The project generated dozens of formal letters of opposition.
Credit: Jake Dean / Dallas Business Journal
The Dallas City Council approved a contentious rezoning clearing the way for a large high-rise apartment building overlooking the Katy Trail.

DALLAS — The Dallas City Council approved a contentious rezoning clearing the way for a large high-rise apartment building overlooking the Katy Trail.

Oak Lawn residents and people who work or own businesses in the area fought the development proposed by Lincoln Property Co., citing concerns about the project’s height, density, the traffic it’s expected to generate, removal of mature trees, and the removal of existing affordable housing units from the increasingly expensive neighborhood, among other perceived drawbacks.
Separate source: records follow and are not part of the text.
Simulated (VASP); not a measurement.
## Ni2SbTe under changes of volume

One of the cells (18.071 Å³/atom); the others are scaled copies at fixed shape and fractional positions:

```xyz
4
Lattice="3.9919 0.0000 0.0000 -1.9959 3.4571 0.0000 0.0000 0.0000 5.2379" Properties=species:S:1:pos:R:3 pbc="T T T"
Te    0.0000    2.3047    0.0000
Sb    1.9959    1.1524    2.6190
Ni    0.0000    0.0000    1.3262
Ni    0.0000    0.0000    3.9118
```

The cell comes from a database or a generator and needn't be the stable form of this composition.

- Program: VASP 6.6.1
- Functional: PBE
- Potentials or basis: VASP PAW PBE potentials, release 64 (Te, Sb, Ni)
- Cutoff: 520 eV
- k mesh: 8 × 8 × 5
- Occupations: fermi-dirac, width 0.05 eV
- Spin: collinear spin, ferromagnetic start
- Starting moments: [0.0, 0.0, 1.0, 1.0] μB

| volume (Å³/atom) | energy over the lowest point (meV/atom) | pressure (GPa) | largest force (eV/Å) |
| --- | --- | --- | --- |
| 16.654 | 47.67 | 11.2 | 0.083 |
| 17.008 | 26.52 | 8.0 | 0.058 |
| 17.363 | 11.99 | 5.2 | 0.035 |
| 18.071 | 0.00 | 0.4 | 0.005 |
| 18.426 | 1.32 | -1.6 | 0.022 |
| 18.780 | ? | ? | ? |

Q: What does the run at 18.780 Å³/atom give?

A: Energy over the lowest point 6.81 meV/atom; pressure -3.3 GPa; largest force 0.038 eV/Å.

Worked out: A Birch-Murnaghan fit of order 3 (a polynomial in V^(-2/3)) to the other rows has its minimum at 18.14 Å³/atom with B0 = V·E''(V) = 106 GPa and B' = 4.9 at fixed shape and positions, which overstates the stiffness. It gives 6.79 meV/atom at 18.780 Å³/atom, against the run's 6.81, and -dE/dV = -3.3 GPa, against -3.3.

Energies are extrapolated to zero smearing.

Specific opposition came from the Dallas Homeowners League, the Turtle Creek Neighborhood Association, and other homeowners associations and neighborhood groups. The project generated dozens of formal letters of opposition.

Despite its detractors, the high-rise, called Lincoln Katy Trail, had the blessing of the Dallas Plan Commission and received City Council approval Wednesday. It passed with only two council members — Omar Narvaez and Adam Bazaldua — voting against it.

The development site is along the northwest side of Carlisle Street, between Hall Street and Bowen Street.

RELATED: Rezoning rejected for seven-story apartment project near White Rock Lake

Before the vote, Paul Ridley, a former Dallas planning commissioner who is running for City Council in District 14, said the re-zoning should be rejected because it doesn’t meet the standards laid out in the 30-year-old Oak Lawn Plan, a document that spells out how the neighborhood should be developed.

He said approving the zoning would set a bad precedent.

“If this property is given a higher density zoning, it will lead like a row of dominos falling all up Carlisle Street with other properties that are subject to be redeveloped with even higher densities,” he said. “I think that would be terribly undesirable. It would completely change the nature of this neighborhood.”